I think the hardest thing about coming back from a trip as life changing as traveling to Africa is struggling to remember what you wanted to change. It’s so much easier when you are forced to leave your comfortable life behind to see all of the things that need to be different.
This is my second time visiting Africa and each time I swear I will come back different. I put on my best missionary face and make a list of goals that get lost in my bible the week i return. I swear I won’t be so selfish, so demanding, so human but then a week passes and my “necessities” are back and I have forgotten what that amazing country has taught me. Somehow I forget the way I felt when I saw someone who truly had to rely on Jesus. I forgot the longing from my heart to be that dependent on the only thing that really matters. I forgot how much my soul needed to be reminded of the real simplicities of life and more than anything I forgot how much I have really been blessed with.

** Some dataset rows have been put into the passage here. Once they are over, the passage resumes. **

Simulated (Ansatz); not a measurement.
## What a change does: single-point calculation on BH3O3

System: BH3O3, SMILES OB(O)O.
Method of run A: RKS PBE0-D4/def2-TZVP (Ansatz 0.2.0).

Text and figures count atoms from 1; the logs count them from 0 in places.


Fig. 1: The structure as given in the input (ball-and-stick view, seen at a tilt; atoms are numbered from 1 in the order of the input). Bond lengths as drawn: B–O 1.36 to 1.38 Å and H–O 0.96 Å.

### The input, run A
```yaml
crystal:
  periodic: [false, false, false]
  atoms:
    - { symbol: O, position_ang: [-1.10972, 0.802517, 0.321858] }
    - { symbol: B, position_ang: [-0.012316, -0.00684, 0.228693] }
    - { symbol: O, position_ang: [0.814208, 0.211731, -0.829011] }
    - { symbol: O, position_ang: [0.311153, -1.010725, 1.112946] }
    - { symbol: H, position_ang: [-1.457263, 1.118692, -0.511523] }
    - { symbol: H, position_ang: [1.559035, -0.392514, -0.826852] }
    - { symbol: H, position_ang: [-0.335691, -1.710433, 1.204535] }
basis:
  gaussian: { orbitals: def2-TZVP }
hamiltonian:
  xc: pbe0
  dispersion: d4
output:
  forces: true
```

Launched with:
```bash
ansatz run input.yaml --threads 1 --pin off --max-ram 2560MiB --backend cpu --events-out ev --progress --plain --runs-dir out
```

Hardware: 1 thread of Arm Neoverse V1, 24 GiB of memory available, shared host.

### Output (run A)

I want to remember though. I want to be different because of what I have seen. As one of Brooke Frasier’s songs says so perfectly, “faith without deeds is dead”. I can’t come back from Uganda and not change who I am because my faith pushes me to be better, love deeper, and give the world a taste of Africa. We all need a taste of Africa, we need to remember what it is like to really need God, to really trust God, and to really accept that this world has nothing to offer. It’s harder for me to give up what God asks me to because I have a lot of crap, a lot of earthly things I am holding to and a lot of plans I have made for myself. I can’t grasp what living on faith is because I have savings to ensure that never happens (or at least ben does). The facts of life in America make total surrender to God a daily discipline but once you have seen it you can’t help but want it.